Digital Switchover: What should occur on the Gold Coast

As I am writing this, it is less than 18 months until digital switchover begins in Queensland, with regional areas from Maryborough to Cairns, switching off analogue in the 2nd half of 2011. But the main issue concerns the Brisbane switchoff, in three years time, with the need for the Gold Coast to gain local stations, as a trade-off for more space to be freed up on the UHF band (to allow future commercial operators) in and around Brisbane.

There are currently on the Gold Coast, three UHF frequencies given to each network, two analogue (one for each of the legacy transmitters at Mount Tamborine and Currumbin) and one digital (shared with all GC digital transmitters).

But, there will be a backlog of new channels, freed up in South East Queensland with digital transmission, in particular in and around the Gold Coast, all on UHF. The only logical solution, is to move towards three Gold Coast licensees (as a test, towards implementing in those markets with access to both aggregated and metro markets such as NSW's Central Coast), with the eventual phaseout of interstate regional broadcasts, in favor of a 100% Queensland based model.

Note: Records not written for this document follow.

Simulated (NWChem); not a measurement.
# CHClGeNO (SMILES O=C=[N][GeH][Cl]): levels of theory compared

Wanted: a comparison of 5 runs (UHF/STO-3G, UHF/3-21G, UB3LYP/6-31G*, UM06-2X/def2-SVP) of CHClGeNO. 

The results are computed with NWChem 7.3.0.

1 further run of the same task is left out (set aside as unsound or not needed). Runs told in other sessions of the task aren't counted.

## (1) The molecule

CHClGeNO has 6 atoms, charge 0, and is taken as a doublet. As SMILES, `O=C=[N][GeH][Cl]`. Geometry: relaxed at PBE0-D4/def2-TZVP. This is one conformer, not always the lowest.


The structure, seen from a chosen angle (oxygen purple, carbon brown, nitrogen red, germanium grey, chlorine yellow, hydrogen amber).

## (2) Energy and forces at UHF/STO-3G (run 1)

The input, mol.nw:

By Queensland based model, we mean, either auctioning off three digital licences, or alternatively offer the Brisbane commercials, secondary licences, in similar fashion to the late 1990's issuing of secondary licences to most solus markets, which eventually got third stations solely receivable via digital transmission. The reasons for such a tectonic shift for Gold Coast viewers, are varied including:
  • Gold Coast viewers being able to get multiple instances of multichannels, including two GO!'s, two One HD's and two 7Two's (albeit one branded as 7Two On Prime)
  • The need for improved local news, which is currently, being only fulfilled by a 5:30 service, from the Brisbane metro 9 station, while other stations do need to realise the growing need for local news (not just weekdays but weekends too) in the fast growing area, particularly after recent events.
  • The Gold Coast's population is surging ahead, with predictions of the city's population to reach 750,000 in fifteen years, and often makes up a third of the audience of the average Brisbane 6pm news bulletin.
  • With this growth, there is the need for increased local TV advertising, especially in a city as focused on the tourist dollar, as the Gold Coast. 
My strategy of how this should be carried out, that the ACMA should follow is simply:
  • By the end of 2010, there should be a review into the Gold Coast's UHF arrangements, including a investigation into GC local news from the metro operators, digital multichannel doubling as well as conducting a feasibility study into removing the regional NSW networks from the Gold Coast upon Northern NSW's digital switchover, in late 2012.
  • By the end of 2011, the delivery method of Gold Coast digital switchover, including any new licences, either supplementary or auction, should be announced as well as announcing any changes from the Gold Coast UHF review.
  • By the end of 2012, the beginning of Gold Coast switchover would be overseen by a new authority (with Brisbane commercials, Northern NSW commercials, FreeTV Australia, ASTRA and the federal regulator all having seats, to drive digital takeup) would take ownership of all transmission sites, as well as the beginning the first stage of UHF freeing up, thanks to the withdrawal of NSW stations, as well as working with any Gold Coast licensees, and Brisbane's commercial stations, for the upcoming Brisbane switchover/licence switch (where Gold Coast local stations would use the former Brisbane digital commercial UHF frequencies).
  • By mid 2013, the Gold Coast switch to digital local broadcasters would be completed, with a mandatory overnight Gold Coast UHF closedown, on the day Brisbane switches off analogue, to adjust equipment, and a handover to the new Gold Coast licensees. The authority administrating digital switchover on the GC would be wound up, ninety days after digital switchover, with transmission sites transferred to a new company, owned by the new licensees.
Other factors with this switch include local content and job guarantees (meaning, that the new licencees can't run Gold Coast programming from Brisbane, as well as the idea of employing locals in most jobs, while Brisbane commercial employees based on the GC would be rolled over to the new licencees), stringent local news quotas (trialling major changes in local content quotas for regional areas) as well as multichannels, and a clearly defined image, including labelling the stations as Gold Coast-only, compared to their Brisbane cousins. But a bigger goal, is in sight, and would help solidify any case for local stations. If the Gold Coast were to win the 2018 Commonwealth Games, the current layout of stations would mean all production, would be handled by Brisbane's commercial stations, home of three O&O stations, while ignoring the needs, of a local service, which could probably handle themselves, during the Commonwealth Games, much like Melbourne did, back in the embryonic days of television,where all three Melbourne TV stations (two commercial and the ABC) covered the 1956 Olympics.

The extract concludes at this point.